127 complaint in December 2019

This map shows the geographical distribution of complaints recorded by the Housing Monitor of individuals who failed to pay their home loans. The sample was gathered through a questionnaire that was published on social media, which implies that the questionnaire was not equally accessible to different regions and social categories. Nevertheless, we consider that the number of cases received and the speed with which they were reported (the first 100 cases came within less than 48 hours of publishing the questionnaire) allow us to draw preliminary conclusions about the conditions of families that have become unable to pay the monthly loan installments.

The largest number of reported cases came from the North Governorate (54 cases, including 31 in Tripoli), compared to 42 cases from the Mount Lebanon Governorate, despite the fact that, according to the statistics of the Public Institution for Housing, Mount Lebanon contains the largest number of the Lebanese population as well as the largest proportion of home loans (60% of all housing loans). The geographical distribution of cases coincides with other indicators on the national level, most notably the high level of poverty and the lack of basic services.

While the publishing mechanism of the questionnaire may explain these figures, it should be noted that, prior to the crisis, the monthly income of 80% of the cases was five times the minimum wage (Graph 1 in article), i.e. below LBP 3,375,000. 

Looking into the housing prices in these cases (Graph 2 in article), we see that the five lowest-income respondents bought the cheapest homes, which is also reflected in the average loan value for this category (Graph 3 in article). 

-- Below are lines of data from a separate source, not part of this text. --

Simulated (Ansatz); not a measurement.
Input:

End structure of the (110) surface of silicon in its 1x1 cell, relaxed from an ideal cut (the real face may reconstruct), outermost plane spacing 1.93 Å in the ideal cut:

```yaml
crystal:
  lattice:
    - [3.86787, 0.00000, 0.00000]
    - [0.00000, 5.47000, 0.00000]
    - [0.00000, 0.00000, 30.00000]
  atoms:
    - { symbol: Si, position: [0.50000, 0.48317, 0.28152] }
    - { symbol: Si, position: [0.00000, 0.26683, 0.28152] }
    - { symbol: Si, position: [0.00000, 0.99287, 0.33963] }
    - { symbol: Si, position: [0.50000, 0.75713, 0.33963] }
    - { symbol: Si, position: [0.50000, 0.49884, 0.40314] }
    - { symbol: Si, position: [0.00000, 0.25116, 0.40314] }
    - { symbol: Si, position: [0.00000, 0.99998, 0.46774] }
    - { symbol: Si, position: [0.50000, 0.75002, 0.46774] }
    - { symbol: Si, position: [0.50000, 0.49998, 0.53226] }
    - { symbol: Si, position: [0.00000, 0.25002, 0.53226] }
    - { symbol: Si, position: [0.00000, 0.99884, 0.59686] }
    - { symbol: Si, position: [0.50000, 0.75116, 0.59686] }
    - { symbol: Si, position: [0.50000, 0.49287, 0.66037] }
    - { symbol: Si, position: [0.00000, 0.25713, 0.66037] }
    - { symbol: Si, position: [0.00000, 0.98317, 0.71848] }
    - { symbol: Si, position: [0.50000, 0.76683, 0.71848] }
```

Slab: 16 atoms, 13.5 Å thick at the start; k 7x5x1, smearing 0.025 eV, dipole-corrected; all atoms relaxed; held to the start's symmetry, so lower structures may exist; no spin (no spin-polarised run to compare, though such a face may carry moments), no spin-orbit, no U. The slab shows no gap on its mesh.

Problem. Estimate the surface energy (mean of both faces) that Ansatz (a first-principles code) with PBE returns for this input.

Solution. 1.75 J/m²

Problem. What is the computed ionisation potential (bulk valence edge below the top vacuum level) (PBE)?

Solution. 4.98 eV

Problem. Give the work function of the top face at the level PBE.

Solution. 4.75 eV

Notably, people with lower incomes are more likely to default, despite the small size of their loans and their purchase of cheaper houses in poorer areas. This is because they spend a greater portion of their monthly income on loan payments in comparison with higher-income borrowers (Graph 4 in article). So, the burden of the loan increases as the value of the loan decreases due to the borrower's low income in the first place. 

Thus, the numbers clearly show that the crisis has exacerbated inequality and increased the vulnerability of a group that was already and significantly more vulnerable.